Academics and educational organisations are concerned about the consequences of low maths literacy rates among science, technology, engineering and maths (STEM) students at university.
“We have to spend a lot of time on students who are admitted to the uni, but don’t have a good understanding of maths,” Director of the Maths and Science Study Centre at UTS Mary Coupland said.
Dr Coupland is concerned that students are selecting subjects in high school that solely benefit the Australian Tertiary Admission Rank (ATAR) attained at the completion of a student’s HSC.
She suspects that students are choosing general maths to earn higher marks, which gives the student a better ATAR than if they picked two-unit maths.
“…but when they [students] come to STEM subjects, they don’t have the level of maths needed.”
“If they have the opportunity in school and choose an easier subject…it’ll take them longer to get through their uni degree, because they’ll have to do foundational maths,” she said.
CEO of the Australian Research Alliance for Children and Youth (ARACY), Stephen Bartos, also believes ATAR is an issue.
“The ATAR works against learning.”
“It [ATAR] encourages maximising the score and distorts learning, which affects good learning.”
The University of Sydney (USyd) will be implementing mathematics pre-requisites for some STEM degrees next year.
According to Deputy Vice-Chancellor of Education at USyd, Professor Pip Pattison the change is to “ensure success.”
Most degrees had HSC-level mathematics (or equivalent) listed as assumed knowledge at USyd, and the “vast majority of students [in the course]…had this required level of mathematical background,” Prof Pattison said.
Students that lacked the assumed mathematical knowledge struggled.

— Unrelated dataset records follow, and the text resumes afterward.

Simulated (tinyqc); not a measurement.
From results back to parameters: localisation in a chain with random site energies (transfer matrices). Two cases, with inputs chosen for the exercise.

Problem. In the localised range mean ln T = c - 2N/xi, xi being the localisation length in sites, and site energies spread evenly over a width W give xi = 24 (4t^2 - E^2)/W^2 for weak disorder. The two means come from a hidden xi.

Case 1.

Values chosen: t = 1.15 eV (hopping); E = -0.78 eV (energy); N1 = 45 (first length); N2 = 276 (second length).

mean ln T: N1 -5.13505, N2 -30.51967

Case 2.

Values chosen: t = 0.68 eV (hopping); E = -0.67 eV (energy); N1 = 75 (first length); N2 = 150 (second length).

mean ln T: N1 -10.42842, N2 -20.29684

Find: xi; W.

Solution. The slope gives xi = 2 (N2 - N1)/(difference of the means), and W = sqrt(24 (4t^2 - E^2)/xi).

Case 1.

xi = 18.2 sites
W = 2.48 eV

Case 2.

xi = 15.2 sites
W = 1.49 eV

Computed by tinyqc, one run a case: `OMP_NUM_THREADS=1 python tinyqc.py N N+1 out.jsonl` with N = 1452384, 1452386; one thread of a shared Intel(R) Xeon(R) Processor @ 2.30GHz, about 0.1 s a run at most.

“We had clear evidence that students were more often failing to succeed in those courses,” Prof Pattison said.
Mr Bartos said change is being implemented.
“It is a matter that Commonwealth, State and Territory ministers are aware of, there are various initiatives in place.”
One of the programs in place is the Let’s Count program, run by the Smith Family. Let’s Count focuses on young children and changing attitudes toward maths.
National Lead Facilitator for Let’s Count Deb Ryan said the program aimed to dispel negative feelings of maths so "kids have a more positive disposition towards maths”.
“We want to break barriers early…for an open mind in maths classes.”